This morning on my walk to the bus station in Pine Grove Mills, PA, I saw gas at $3.69 a gallon. It's been higher than that recently and analysts predict that in coming years it will continue to climb over $4 a gallon. No doubt, filling the tank in our Honda is now a $60 endeavor. What's it like to have a Jeep or an Escalade? It's expensive.
Expense doesn't just go to families. There's the cost of obtaining, extracting, shipping, refining, and shipping all the petroleum to do all that. Obtaining all that oil and securing it has no small part in the wars in the Middle East which are in the trillions of dollars in taxpayer expense. We have record breaking oil disasters to deal with and their years of side effects. Later, there's the cost to air quality because of particulates and fumes. And don't forget the growing and ever looming costs greenhouse gases like CO2, and CO. That's a lot of consequence from just filling up your tank to get to work, take your kids to a baseball game or piano classes, or go on vacation.
But they are there: wallet to war and gulf to greenhouse.
Short of cutting individual car use what's to be done? The Pew Environment Group is calling on President Obama to increase fuel efficiency standards. They are asking you to help by signing on and telling the President to increase fuel efficiency to 60 miles per gallon for light trucks by 2025. They say in a press release, "With a 62 MPG standard, vehicle owners could see an average net savings of $6,475 over the lifetime of the car." That's nothing to ignore for most people in today's economy. Sectors of industry and so-called "consumer choice" will and have decried these standards as draconian and unrealistic, but the interconnected realities of peak oil, increasing global oil consumption, and climate change will make oil much more expensive and the cost of using it increasingly pressing as well.
So it looks as though we might aim at fuel use reduction as a goal. Reduce is the first of the "three R's" after all: Reduce. Reuse. Recycle.

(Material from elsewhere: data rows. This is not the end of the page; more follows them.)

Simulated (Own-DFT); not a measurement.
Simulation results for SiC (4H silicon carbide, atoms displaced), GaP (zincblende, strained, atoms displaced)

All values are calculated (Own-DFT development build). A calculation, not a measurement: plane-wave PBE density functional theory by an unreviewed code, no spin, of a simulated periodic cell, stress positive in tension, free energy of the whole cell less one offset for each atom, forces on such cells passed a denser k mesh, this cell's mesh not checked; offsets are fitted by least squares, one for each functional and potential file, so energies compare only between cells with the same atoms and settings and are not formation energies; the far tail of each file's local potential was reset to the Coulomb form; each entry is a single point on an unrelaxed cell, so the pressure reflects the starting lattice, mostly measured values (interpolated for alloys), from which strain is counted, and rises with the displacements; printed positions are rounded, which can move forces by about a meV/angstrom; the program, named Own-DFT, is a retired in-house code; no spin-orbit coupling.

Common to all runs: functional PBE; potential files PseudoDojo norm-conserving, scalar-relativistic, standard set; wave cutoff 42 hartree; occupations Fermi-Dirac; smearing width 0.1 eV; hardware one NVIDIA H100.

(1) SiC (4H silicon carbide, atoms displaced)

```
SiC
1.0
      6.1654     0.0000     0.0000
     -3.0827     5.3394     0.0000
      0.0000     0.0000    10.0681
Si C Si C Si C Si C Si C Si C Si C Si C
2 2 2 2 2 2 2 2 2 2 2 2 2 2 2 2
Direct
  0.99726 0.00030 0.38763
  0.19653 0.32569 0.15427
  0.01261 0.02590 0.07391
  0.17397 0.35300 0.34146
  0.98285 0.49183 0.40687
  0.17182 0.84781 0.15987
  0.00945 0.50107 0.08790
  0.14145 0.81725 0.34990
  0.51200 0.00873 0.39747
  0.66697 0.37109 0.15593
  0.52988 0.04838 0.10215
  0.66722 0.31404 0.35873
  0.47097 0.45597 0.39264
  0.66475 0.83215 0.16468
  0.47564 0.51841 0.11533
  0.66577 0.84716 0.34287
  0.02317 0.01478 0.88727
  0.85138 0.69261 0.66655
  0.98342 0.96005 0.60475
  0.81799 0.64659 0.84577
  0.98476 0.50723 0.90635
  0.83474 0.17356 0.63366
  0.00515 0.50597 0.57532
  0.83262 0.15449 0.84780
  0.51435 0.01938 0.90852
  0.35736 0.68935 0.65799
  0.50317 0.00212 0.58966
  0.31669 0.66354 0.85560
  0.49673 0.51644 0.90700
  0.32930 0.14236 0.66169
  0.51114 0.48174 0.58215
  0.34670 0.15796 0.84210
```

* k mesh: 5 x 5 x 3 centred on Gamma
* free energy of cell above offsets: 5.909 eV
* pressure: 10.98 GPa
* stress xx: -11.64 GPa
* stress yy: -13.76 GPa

But if reduction is a genuine goal, then why not push even harder for even bigger reductions through bigger changes? In the same Pew press release they write, "[R]ecent polls show that Americans want to drive farther on a tank of gas, including one survey on behalf of Go60MPG, a coalition of advocacy groups seeking higher fuel-efficiency standards, which revealed 74 percent of those surveyed supporting 60 MPG by 2025." This is confusing.
Many people want more efficient cars which would reduce environmental and personal economic woes if they drive the same amount. More than doubling fuel economy could more than halve your gas payout if you drive the same distance. But if you double your driving distance you have neither saved fuel, money, nor the effects of burning that gas. Do you smell a Jevons Paradox?
What do you think? Should we go beyond fuel efficiency standards? Should we go beyond transportation to urban or national planning?